Recently during a walk, a Haitian neighbor and fellow homeowner said, “things would only improve in E. Flatbush when white people move in”. I laughed, stunned by the irony of the moment. I quickly rebutted and explained the idea that black and brown people can gentrify their own communities with the proper guidance and leadership. Often when we think of gentrification, we think of high-income white people moving in on low income communities by displacing black and brown people of lesser income. Likewise, when we think of white-flight we conjure up images of red-lining neighborhoods, depreciating property value or attractiveness because whites are moving out. This is the classic language used to support misconceptions of wealth, and stereotypes surrounding the relationship between property value and race.

You often don’t see or hear about black gentrification, but it is simply the process by which professional high income black and brown people concentrate their wealth and ownership in a community; the same as whites. What you do see happening in Brooklyn, to blacks and whites alike, is black-flight – getting “priced out” of a community. In Brooklyn this is primarily caused by appreciating property value and increasing taxes and rent. We mistakenly call it gentrification. By employing this language, we contribute to the culture of speculation that hastens our own disenfranchisement. What is really occurring in E. Flatbush is that a steady in-coming stream of lower income whites are either buying or renting, because they have been themselves priced out of more affluent neighborhoods like Crown Heights, Bed-Stuy or Ft. Greene.

Property tax is the new form of red-lining. It is a punitive state sanctioned tariff designed to “promote” development; gentrification is its justification. In order to correct this cult of punishment, we must begin by first training our thoughts and language to the present realities. For anyone, black or white, owning a home is still a determining factor for personal wealth. Most of us are “house rich – cash poor”, in a city with mounting costs of living. As we discuss the tax effect of re-zoning our community, this will only get worse, causing some homes to become financially insolvent.

Another corrective measure we can take is to become “property literate”. Home-owners must know what the value of their property is composed of and seek the proper advice and partnerships to remain stakeholders in their community. There are other alternatives to selling your property, and there are black and brown professionals that have the skills and the money to buy, invest and build.

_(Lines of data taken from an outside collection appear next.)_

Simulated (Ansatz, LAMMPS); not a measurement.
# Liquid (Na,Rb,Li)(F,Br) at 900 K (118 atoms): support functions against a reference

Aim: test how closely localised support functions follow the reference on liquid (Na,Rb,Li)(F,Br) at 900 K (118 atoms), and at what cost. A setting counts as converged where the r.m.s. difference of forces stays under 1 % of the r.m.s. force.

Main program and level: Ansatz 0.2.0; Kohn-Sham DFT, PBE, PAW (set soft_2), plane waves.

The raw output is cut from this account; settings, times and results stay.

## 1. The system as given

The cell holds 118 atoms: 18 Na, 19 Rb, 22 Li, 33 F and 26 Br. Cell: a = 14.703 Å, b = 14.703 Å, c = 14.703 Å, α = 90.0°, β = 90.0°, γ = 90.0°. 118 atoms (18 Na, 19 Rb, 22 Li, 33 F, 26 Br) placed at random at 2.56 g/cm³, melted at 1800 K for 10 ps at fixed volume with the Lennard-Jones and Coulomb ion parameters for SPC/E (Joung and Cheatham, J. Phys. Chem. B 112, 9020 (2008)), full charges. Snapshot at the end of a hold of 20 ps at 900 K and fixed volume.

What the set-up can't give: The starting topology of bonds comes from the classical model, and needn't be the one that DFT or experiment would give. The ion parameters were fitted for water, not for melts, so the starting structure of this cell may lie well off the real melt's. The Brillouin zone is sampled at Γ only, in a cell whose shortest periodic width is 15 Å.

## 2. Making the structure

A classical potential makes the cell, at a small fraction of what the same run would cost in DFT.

Finally, as a high-income earner myself, I understand my responsibility is to promote the growth and not the destruction of my own people. It is incomprehensible that we follow godless and ignorant persons within the political apparatus of our community that promote a re-zoning without first understanding the tax ramifications for most current homeowners. This is an irresponsible, malicious, and self-serving means of securing political fortunes on the back of homeowners and pandering to interests far from our own. But sadly, and more importantly, as our neighborhood “appraises”, by talk of re-zoning and speculation, homeownership becomes further out of reach for black and brown families. In our present strange reality of religious and cultural “pacts” between the Haitian and Orthodox community, we will be unequally yoked.

Today, black homeownership is lower than anytime prior to the 1950’s. Whites concentrate 44 times more wealth than blacks. In Brooklyn all black homeowners are under siege. Third- Party Transfers (TPT) of HFDC’s, TIL and abuses by HPD, as well as NYCHA’s collapse, spell a dire future for us. Now more than ever, it is pressing for our community to engage in a re-tooling of our priorities, and actively pursue solutions that will enable us to use our present assets to secure our financial future.